So, you know, it was finding that combination of getting something out there to give her something to play with.
Q. In general, how much do you think people should read into the sort of on‑court coaching visits and how results after them‑ someone gets a visit and they win three straight games ‑ might give all the credit to the coach or something?
MARIA SHARAPOVA: Yeah, I think it works differently for different players (smiling).
You know, I have seen matches on TV where the coach comes out and they end up losing four games in a row, or it can work to your benefit.
I don’t know. When the coach comes down, there are only a few little things they are going to tell you. Ultimately when you find yourself late in the third set you’re always going to play by instinct and your belief out there, and not so much what anyone else has told you.
But it is certainly nice to be able to calm your player down a bit if they are having a tough time.
Q. Did the heat and humidity bother you at all? I saw you eating a banana.
MARIA SHARAPOVA: No, I enjoy playing in the heat. I have practiced many years in the heat, and I expect it here. I think everyone does. And the humidity.
It’s nothing really new.
Q. When you reflect on your record here, how do you assess it? Five finals obviously is a terrific achievement. Does that overshadow any frustration about not winning the final here?
MARIA SHARAPOVA: Yeah, of course you want to be able to hold the winner’s trophy, but, you know, you also know the matches that you got through to get in the position to get to the final stage.
I had my opportunities. It’s not like I didn’t have my opportunities in those finals. I just didn’t take them.
That’s why you come back and hope for another chance.
Q. Do you feel there is a little unfinished business here? You come back with that in your mind, or is that not part of the equation?
MARIA SHARAPOVA: Well, of course it would be meaningful for me to win this tournament after being so close. Definitely.
Q. Do you feel fortunate you’re able to get your match in before this weather?

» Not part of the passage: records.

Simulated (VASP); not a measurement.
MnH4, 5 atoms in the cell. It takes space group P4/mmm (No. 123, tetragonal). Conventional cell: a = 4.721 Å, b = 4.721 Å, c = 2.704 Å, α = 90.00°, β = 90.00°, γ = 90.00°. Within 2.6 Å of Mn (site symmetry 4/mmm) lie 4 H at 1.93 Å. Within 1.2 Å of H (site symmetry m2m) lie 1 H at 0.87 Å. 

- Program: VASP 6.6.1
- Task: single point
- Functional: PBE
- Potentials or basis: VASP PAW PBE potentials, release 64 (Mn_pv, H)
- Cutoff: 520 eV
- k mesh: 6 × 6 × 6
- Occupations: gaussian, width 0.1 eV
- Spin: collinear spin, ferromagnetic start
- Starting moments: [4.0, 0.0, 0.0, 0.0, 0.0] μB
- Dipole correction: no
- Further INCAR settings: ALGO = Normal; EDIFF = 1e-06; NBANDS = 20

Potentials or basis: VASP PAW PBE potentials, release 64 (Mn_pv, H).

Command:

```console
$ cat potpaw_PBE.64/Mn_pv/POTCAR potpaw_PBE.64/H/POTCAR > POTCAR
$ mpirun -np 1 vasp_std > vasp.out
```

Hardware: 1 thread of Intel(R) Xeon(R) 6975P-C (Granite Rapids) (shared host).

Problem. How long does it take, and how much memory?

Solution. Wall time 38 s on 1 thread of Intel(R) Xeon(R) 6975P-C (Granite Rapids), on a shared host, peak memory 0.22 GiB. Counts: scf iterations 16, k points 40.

MARIA SHARAPOVA: I am (smiling). It’s nice to see all the players coming back in the locker room, and I’m like, I’ll see you later (smiling).
Q. Percentage‑wise coming back from injury, where do you feel like you are right now?
MARIA SHARAPOVA: Yeah, I don’t like to measure, to see where I am. You know, I’m putting myself out there to go out and play, and no matter what percentage I’m at, I still have to go and find a way to win.
You know, I haven’t been very consistent in the beginning of this year. I have had some tough three‑set matches that I have lost. You try to turn that around. I feel like every little step, whether it’s from inside or outside, you’ve got to put yourself out there and put yourself in positions to keep going.
That’s why everyone is here.
Q. Thinking back to the match in Australia, 3 hours, 108 degree heat, what really motivates you? It could be said you don’t need to put yourself through that. What is it that’s motivating you?
MARIA SHARAPOVA: In the sport?
Q. Yeah, generally to play tennis at this level and the work that goes into it.
MARIA SHARAPOVA: I don’t know. It’s a nice feeling to know you’re really good at something.
I don’t know. It’s a good self‑esteem booster, because I’m not good at any other sports. I’m worthless at many other things, but I go out on the court and I feel like I’m really good at this.
I’ve accomplished a lot, and why wouldn’t I continue? Why wouldn’t I want to get better and improve? It’s something that I’ve done for a very long time and something that I feel, you know, there’s still so many opportunities for me and things to achieve.
Yeah, motivation‑wise that’s never really an issue. It’s more about, you know, obviously the shoulder has been a big part of my career and something that I’ve had to get through.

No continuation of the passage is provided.